Introduction
We use the content of emails and other documents to let AI suggest filing locations in our DMS. For this, already present documents are crawled, and individual words are hold against an ever extending client specific word list, thereby replacing the text parts with lists of indices.
Using this method we arrive at macro F1 shores of 80% or higher, depending on several configuration choices. The word list contains also very client specific words, like email addresses, names and even numbers.
By checking which words are also present in commonly available word lists, we were able to run the AI training either with the complete wordlist, or only those form these common wordlists.
Method
Because most of the text in our DMS are either in English or in Dutch, we used the word list below to mark which of the words we already had could be considered common. Then we could train our model either with all words, or only with the 'common' words.

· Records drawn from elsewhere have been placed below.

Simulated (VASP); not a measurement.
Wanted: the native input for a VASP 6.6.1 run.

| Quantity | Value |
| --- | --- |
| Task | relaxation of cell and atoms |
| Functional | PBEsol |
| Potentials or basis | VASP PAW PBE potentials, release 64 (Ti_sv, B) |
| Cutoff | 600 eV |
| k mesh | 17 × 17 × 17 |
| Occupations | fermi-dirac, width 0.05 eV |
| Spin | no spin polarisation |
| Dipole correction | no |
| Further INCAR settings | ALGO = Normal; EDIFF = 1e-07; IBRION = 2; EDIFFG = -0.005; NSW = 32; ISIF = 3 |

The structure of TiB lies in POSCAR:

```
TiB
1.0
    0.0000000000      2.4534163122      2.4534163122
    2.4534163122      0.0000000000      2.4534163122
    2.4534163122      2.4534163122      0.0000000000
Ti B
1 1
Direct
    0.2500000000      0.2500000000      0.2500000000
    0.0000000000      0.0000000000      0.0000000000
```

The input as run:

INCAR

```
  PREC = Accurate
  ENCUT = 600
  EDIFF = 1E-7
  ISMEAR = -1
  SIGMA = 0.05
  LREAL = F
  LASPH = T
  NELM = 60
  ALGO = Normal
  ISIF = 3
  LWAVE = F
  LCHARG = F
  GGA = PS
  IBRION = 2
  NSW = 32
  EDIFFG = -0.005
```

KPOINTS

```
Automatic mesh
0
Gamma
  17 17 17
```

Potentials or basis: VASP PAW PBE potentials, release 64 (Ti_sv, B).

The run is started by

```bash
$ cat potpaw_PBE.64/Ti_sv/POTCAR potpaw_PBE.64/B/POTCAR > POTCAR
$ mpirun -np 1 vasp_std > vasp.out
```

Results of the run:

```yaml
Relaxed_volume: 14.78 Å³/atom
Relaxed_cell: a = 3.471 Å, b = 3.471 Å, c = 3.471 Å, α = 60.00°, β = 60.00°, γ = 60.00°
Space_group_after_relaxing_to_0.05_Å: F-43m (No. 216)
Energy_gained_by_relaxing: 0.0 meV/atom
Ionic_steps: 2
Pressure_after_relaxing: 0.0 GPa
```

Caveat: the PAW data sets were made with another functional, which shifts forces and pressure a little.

Dutch: https://github.com/OpenTaal/opentaal-wordlist
English: https://github.com/dwyl/english-words/
Preliminary analytics
Our word list contained about 800.000 different words from the crawling proces. After marking using the common libraries, it appeared that only 13% could be parked as common. However, for training our AI ignores words that are not often used (20 is currently the limit for this). When only looking at these remaining relevant words 60% appeared to be common.
All Words: | ||
Used | Origin | Count |
Yes | Tenant | 694547 |
Yes | Common | 102701 |
No | Common | 724001 |
Sum | 1521249 |
Fraction from all used word in common dictionary | 0,128819 |
Often used words (>20) | ||
Origin | Language | Words |
Common | English | 4435 |
Tenant | Unknown | 6330 |
Common | Dutch | 5329 |
Common | Unknown | 31 |
Sum | 16125 |
Fraction from often used words in common dictionary | 0,605519 |
Results
When only training using the words from the common library, we arrived at an F1 value of 75% instead of 80%. As expected, this score is lower than when including the proprietary words for training, the value is still quite good. For document type classification, we have far to few documents labeled. Without knowing the significance at these levels, it seems however that the F1 is even slightly better when only common words are used: 24% instead of 21%.